“Did you come straight back—it's a week since you were lost?”
“It's days and days and long nights... couldn't move; couldn't move an inch, and poor old George dying under a rock... no cover; and they shot at us if we moved... we waved the stretchers when we found we'd got too far... too far we got... too far... much too far; shot at us...”
“What about the sergeant?”
“We got cut off... cut off... we tried to crawl away at night by rolling over and over down the hill, and creeping round bushes... always creeping an' crawling... but it took us two days and two nights to get away... crawling, creeping and crawling... an' they kep' firing at us...”
“No food... we chewed grass... sucked dead grass to get some spittle... an' sometimes we tried to eat grass to fill up a bit.. . no food... no water...”
They were complete wrecks. They couldn't keep their limbs still. They trembled and shook as they lay there.
Their ribs were standing out like skeletons, and their stomachs had sunken in. They were black with sunburn, and filthily dirty.
Gradually they got better. The glare of insanity became less obvious, but a certain haunted look never left them. They were broken men. Months afterwards they mumbled to themselves in the night-time.
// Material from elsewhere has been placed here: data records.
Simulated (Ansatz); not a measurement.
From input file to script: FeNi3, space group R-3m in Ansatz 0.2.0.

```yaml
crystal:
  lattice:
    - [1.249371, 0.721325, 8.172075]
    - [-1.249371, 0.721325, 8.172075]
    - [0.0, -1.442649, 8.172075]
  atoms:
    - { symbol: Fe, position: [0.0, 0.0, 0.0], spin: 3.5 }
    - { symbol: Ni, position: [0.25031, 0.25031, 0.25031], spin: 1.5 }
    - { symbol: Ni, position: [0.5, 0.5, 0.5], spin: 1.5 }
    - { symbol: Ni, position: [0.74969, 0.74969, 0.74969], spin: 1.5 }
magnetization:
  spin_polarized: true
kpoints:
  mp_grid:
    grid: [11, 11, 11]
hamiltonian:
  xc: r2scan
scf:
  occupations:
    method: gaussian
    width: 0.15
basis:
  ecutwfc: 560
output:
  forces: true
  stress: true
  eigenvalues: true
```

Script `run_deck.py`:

Nolan, one of the seafaring men of my section who was with the lost squads, also returned, but he had not suffered so badly, or at any rate he had been able to stand the strain better.
It was about this time that we began to realise that the new landing had been a failure. It was becoming a stale-mate. It was like a clock with its hands stuck. The whole thing went ticking on every day, but there was no progress—nothing gained. And while we waited there the Turks brought up heavy guns and fresh troops on the hills. They consolidated their positions in a great semicircle all round us—and we just held the bay and the Salt Lake and the Kapanja Sirt.